47 Meters Down: Uncaged (2019)
Turn off your brain, and it's actually a good movie
If you go into this movie looking for anything other than dumb, popcorn entertainment. Turn off your brain and don't think about the plot holes. I did, and I ended up really enjoying it. It was actually one of the scariest movies that I've seen in a long time. Let me start off by saying that I'm mildly claustrophobic and just the premise of being trapped in an underwater cave with the entrance blocked had me my skin crawling. But the jump scares were effective, too. And they didn't try to justify the silliness with science or anything else. They just leaned into it. I would suggest anyone seeing this movie do the same.
A Star Is Born (2018)
Near perfect movie
It was so good, it even made it look like Andrew Dice Clay seem talented.
Brightburn (2019)
Interesting premises
Well acted. And completely dull. It was like paint drying. An hour and a half long, the first half hour was the kid just being a kid and them being a big happy family. The movie didn't get moving until an hour into it. I'm familiar with the concept of a slow burn, but you need some suspense for that, and this movie didn't have any at all. Giant yawn.
Destroyer (2018)
This movie was great
Reading the reviews here, the main knock seemed to be that the plot was "too complicated." Don't listen to those the people writing them were just too simple. Best movie I've seen in a while.
Our Cartoon President (2018)
Awful
I despise Trump as a person and a President, but this show is terrible. It's worse than Lil Bush, which I didn't think was possible. Colbert produced this garbage, he should have loaned some of the writers from his late show to it.
Under the Skin (2013)
I made it all the way through Mother
And I waked out of this movie. The only other movie where I walked out of the theater was Son in Law with Pauline Shore, but I snuck into that one. This was easily one the top five worst movies I've ever seen. Slow doesn't begin to describe it. It took her a full minute to take a bite of cake, for God's sake, and that's not an exaggeration.
Kodachrome (2017)
It's like watching a summer rerun like when I was a kid (spoilers)
To paraphrase Syd Field, you can have a lot of things (acting, directing, etc.) turn a good screenplay into a bad movie, but none of those things can save a bad script and turn it into a good movie. That's the case here. This movie has a great cast (Ed Harris is one of the best actors of his generation, in my opinion) and a decent soundtrack. What is completely absent is an original thought in the entire movie. It had every chiche' imaginable. It was like the writers bought a book titled "How to Write a Road Trip Movie in Five Days" and got to work. I marked this review as having "spoilers", but honestly if you haven't figured out in the first ten minutes everything that's going to happen, then you should stick to coloring purple elephants from the refrigerator and eating paste. They used the same Saab convertible as they did in As Good As it Gets (In this movie it was red, Good As It Gets it was blue. And thank God they had the gratuitous sing-a-long with the Sudukis and Olsen, just before they fell in bed together.
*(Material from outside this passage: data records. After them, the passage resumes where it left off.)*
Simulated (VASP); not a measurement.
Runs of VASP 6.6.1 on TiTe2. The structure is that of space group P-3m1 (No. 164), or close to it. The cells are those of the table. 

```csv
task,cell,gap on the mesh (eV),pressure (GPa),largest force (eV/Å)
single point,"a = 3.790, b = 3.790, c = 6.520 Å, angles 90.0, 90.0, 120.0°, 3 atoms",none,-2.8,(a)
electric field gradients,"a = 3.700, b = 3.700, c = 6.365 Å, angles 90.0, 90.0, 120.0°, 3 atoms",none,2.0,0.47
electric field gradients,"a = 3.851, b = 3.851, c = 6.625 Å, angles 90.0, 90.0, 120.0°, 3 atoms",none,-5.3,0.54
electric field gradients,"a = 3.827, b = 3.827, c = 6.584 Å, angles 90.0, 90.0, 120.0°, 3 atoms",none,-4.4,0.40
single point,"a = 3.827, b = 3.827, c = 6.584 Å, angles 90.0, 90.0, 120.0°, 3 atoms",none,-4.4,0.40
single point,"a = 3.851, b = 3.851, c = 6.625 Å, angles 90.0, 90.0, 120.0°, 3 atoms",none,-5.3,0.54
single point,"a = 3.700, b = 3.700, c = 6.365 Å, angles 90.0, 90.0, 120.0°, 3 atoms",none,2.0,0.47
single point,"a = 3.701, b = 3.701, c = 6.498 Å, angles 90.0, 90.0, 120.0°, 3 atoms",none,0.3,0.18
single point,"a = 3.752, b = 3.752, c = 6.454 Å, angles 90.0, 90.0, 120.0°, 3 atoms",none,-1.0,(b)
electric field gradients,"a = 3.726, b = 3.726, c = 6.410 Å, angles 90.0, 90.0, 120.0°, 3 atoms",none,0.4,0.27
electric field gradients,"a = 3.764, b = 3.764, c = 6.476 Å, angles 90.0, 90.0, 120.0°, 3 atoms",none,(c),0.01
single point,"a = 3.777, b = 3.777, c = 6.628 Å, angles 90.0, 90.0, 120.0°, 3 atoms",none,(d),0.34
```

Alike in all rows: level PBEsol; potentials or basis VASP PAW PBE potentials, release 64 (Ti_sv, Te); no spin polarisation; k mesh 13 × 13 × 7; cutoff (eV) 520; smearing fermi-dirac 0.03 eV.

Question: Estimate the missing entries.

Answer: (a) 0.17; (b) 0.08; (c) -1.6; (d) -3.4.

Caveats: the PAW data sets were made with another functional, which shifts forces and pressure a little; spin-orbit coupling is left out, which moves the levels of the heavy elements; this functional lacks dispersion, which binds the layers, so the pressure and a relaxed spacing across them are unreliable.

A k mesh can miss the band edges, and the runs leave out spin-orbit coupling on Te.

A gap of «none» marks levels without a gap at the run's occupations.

Here's a brief synapsis of the plot - that Ed Harris's character, a legendary photographer, is terminally ill and wants his estranged son to help him hand deliver 4 rolls of early film to have it developed. They bond, the son sleeps with the attractive nurse, he and the nurse fight (completely fabricated reason, btw), father dies, the rolls of film are of the son as a little kid, showing that the father loved him all along (blatant rip off of People Like US), son and nurse reconcile for ... reasons. Again, I pretty much knew all of this within the first ten minutes of the movie, and I intentionally try to turn my brain off to try to avoid figuring out the entire thing at the beginning and ruining it.
Gotti (2018)
Not really a movie, more of a sketch show
There was no plot to speak of, more individual antecedents stuck together to try to resemble one. The only reason I gave this five stars is Travolta's performance was pretty good. That being said, Junior was right when he said that Travolta didn't have natural swagger.
Another big problem is that the movie is very shallow. They completely omitted anything about Gotti that would potentially make him look bad - the "activity" on the Ruggerio tapes was that they were dealing heroin. Gotti didn't whack Paul to save Angelo so much as himself. They skipped the part where he beat a man over a parking spot, and none of the multiple murders he ordered were mentioned. Also, everyone except Kelly Preston as Victoria Gotti and John Travolta were miscast.
The 1996 HBO movie with Armand Assante was much better.
Ingrid Goes West (2017)
Admittedly biased review
This movie was well made. It was well written and well acted. But I hated it. I hated it because both Ingrid and Taylor represented everything that I despise about our society today - style over substance, vomiting one's life all over social media, strangers who clamor to lick up that vomit, getting personal validation by how many complete strangers follow you on twitter, Instagram, Facebook, etc., letting society dictate your worth based on the same criteria, thinking that every opinion that one has matters and should be shared with the world, etc. In short, social media. And in the end, nobody learned anything. Not even Dan (Played by O'Shea Jackson, Jr., and probably the best thing about this movie) learned his lesson. Nor did Taylor's husband. Nobody. They just kept living their sh**ty lives the same way they did before the movie.
Like I said, it was a technically well-made movie, but not a good one and not really funny, unless you're the type that thought it was hilarious when Carrie got drenched with pig's blood or laugh at the really horrible contestants on American Idol. It's the same kind of humor - mean spirited at the expense of people who are lonely and pathetic and are just trying to do the best they can to ease their pain.
I would have given this movie 3/10, but my personal rule is that anything starring Elizabeth Olsen is worth at least 5.